I hadn’t managed to try the horizontal section of the roof with the rope, but I was sure it wouldn’t present any problems, and anyways, if I didn’t feel in control I reckoned I’d be able to climb back from the first half. After a moment of hesitation on the first move I started to jam properly and knew that I simply wouldn’t fall. All fear disappeared, and I continued across the roof, focusing only on my breathing and the moves. I quickly reached the end of the roof, from here it was just a question of choreographing the moves I’d tried before to perfection. And that’s precisely what I did.

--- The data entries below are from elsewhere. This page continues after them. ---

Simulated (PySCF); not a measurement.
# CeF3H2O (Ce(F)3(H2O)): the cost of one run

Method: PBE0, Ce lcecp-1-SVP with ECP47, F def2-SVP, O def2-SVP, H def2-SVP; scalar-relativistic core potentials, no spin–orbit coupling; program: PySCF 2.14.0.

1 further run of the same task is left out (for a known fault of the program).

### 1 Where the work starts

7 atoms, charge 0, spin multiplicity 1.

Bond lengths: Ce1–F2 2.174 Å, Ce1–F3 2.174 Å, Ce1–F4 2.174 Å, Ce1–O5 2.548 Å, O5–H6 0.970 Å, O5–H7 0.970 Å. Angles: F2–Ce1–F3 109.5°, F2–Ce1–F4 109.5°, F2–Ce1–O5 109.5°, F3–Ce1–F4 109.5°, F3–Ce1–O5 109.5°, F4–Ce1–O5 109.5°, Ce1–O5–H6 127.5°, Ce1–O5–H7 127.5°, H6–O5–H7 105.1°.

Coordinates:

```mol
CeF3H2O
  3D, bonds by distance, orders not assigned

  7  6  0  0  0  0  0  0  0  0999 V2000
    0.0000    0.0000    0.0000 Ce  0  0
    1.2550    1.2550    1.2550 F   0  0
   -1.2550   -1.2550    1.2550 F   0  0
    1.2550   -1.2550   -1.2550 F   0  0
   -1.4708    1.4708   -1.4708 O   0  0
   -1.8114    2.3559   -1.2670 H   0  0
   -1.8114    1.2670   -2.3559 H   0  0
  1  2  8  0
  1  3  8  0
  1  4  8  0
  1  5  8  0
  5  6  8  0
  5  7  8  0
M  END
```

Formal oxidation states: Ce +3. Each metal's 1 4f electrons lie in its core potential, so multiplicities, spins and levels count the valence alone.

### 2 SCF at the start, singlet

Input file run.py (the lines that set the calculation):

Left hand jammed high in the crack stuck, right hand to sloper, then share with left, right hand to a good shoulder push, place my left foot on a good foothold, reach the good crimp with the left, balance through with right foot, right hand on discreet hold, right foot on two good edges, then return to the crack, reach the top of the climb and let out a liberating scream.
Fantastic! I’d kept my promise and I achieved something that, only a couple of years ago, seemed absolutely impossible. Back on the ground I turned to look at the wall in silence and patted myself on the back. But my mind was elsewhere, already beginning to think about what’s next, fantasise about new projects and new routes. But for today that was enough, the time had come to celebrate.
I’d like to dedicate this climb to all the friends who have been close to me during this period.